Many people across Asia are frustrated by the widespread lack of respect for human rights in their countries.  Some may be unhappy about the limitations on the freedom of expression or restrictions on privacy, while some are affected by police brutality and military killings.  Many others are frustrated with the absence of rights on labour issues, the environment, gender and the like. 

Yet the expression of this frustration tends to stay firmly in the private sphere.  People complain among friends and family and within their social circles, but often on a low profile basis. This kind of public discourse is not usually an effective measure of the situation in a country because it is so hard to monitor. 

Though the media may cover the issues in a broad manner they rarely broadcast the private fears and anxieties of the average person.  And along with censorship – a common blight in Asia – there is also often a conscious attempt in the media to reflect a positive or at least sober mood at home, where expressions of domestic malcontent are discouraged as unfashionably unpatriotic. Talking about issues like torture is rarely encouraged in the public realm.

There may also be unwritten, possibly unconscious social taboos that stop the public reflection of private grievances.  Where authoritarian control is tight, sophisticated strategies are put into play by equally sophisticated media practices to keep complaints out of the public space, sometimes very subtly.  In other places an inner consensus is influenced by the privileged section of a society, which can control social expression of those less fortunate.  Moral and ethical qualms can also be an obstacle.
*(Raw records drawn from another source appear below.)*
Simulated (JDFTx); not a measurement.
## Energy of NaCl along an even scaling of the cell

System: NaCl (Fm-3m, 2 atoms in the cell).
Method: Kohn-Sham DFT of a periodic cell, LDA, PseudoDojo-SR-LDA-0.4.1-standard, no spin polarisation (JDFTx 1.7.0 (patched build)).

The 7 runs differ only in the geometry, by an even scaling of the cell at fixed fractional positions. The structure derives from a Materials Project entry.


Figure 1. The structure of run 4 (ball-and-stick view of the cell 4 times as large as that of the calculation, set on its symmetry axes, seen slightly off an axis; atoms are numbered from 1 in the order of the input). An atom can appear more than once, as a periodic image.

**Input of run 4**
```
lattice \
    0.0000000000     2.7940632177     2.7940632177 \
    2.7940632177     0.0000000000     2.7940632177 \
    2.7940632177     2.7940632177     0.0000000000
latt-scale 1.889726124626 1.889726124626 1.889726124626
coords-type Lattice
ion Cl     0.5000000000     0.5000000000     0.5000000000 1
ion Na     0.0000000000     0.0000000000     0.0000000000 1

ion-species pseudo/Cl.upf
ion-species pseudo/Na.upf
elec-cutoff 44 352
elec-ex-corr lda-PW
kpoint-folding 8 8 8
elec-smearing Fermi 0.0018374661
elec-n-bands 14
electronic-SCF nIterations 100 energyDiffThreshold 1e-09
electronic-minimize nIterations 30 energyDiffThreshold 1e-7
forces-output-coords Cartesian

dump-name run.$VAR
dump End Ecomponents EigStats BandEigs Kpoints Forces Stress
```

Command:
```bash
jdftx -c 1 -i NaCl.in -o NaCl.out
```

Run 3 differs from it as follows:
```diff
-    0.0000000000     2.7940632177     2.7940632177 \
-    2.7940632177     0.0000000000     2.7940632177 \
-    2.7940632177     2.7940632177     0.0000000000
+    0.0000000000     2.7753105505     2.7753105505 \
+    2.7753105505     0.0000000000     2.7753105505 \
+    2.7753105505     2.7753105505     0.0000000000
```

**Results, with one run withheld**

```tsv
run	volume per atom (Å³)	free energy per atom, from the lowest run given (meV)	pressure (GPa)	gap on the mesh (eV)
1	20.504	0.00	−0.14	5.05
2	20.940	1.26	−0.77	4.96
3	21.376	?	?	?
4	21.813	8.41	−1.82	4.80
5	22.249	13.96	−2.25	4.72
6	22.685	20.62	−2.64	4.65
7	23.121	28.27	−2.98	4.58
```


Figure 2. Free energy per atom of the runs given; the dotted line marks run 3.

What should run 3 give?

In this way, causes for complaint go unaddressed, un-discussed and unresolved and oppression in its many forms, self perpetuates.  For any action to arise out of private frustration, people need ways to get these issues into the public sphere.

Changing society

In the past bridging this gap was a formidable task; it relied on channels of public expression that required money and were therefore controlled by investors.  Printing presses were expensive, which blocked the gate to expression to anyone without money.  Except in times of revolution the media in Asia has tended to serve the well-off and sideline or misrepresent the poor.

Still, thanks to the IT revolution it is now possible to communicate with large audiences at little cost.  In this situation there is a real avenue for taking issues from private to public, regardless of the class or caste of the individual.

Practical action

The AHRC Urgent Appeals system was created to give a voice to those affected by human rights violations, and by doing so, to create a network of support and open avenues for action.  If X’s freedom of expression is denied, if Y is tortured by someone in power or if Z finds his or her labour rights abused, the incident can be swiftly and effectively broadcast and dealt with. The resulting solidarity can lead to action, resolution and change. And as more people understand their rights and follow suit, as the human rights consciousness grows, change happens faster. The Internet has become one of the human rights community’s most powerful tools.   

At the core of the Urgent Appeals Program is the recording of human rights violations at a grass roots level with objectivity, sympathy and competence. Our information is firstly gathered on the ground, close to the victim of the violation, and is then broadcast by a team of advocates, who can apply decades of experience in the field and a working knowledge of the international human rights arena. The flow of information – due to domestic restrictions – often goes from the source and out to the international community via our program, which then builds a pressure for action that steadily makes its way back to the source through his or her own government.   However these cases in bulk create a narrative – and this is most important aspect of our program. As noted by Sri Lankan human rights lawyer and director of the Asian Human Rights Commission, Basil Fernando:

"The urgent appeal introduces narrative as the driving force for social change. This idea was well expressed in the film Amistad, regarding the issue of slavery. The old man in the film, former president and lawyer, states that to resolve this historical problem it is very essential to know the narrative of the people. It was on this basis that a court case is conducted later. The AHRC establishes the narrative of human rights violations through the urgent appeals. If the narrative is right, the organisation will be doing all right."

Patterns start to emerge as violations are documented across the continent, allowing us to take a more authoritative, systemic response, and to pinpoint the systems within each country that are breaking down. This way we are able to discover and explain why and how violations take place, and how they can most effectively be addressed. On this path, larger audiences have opened up to us and become involved: international NGOs and think tanks, national human rights commissions and United Nations bodies.  The program and its coordinators have become a well-used tool for the international media and for human rights education programs. All this helps pave the way for radical reforms to improve, protect and to promote human rights in the region.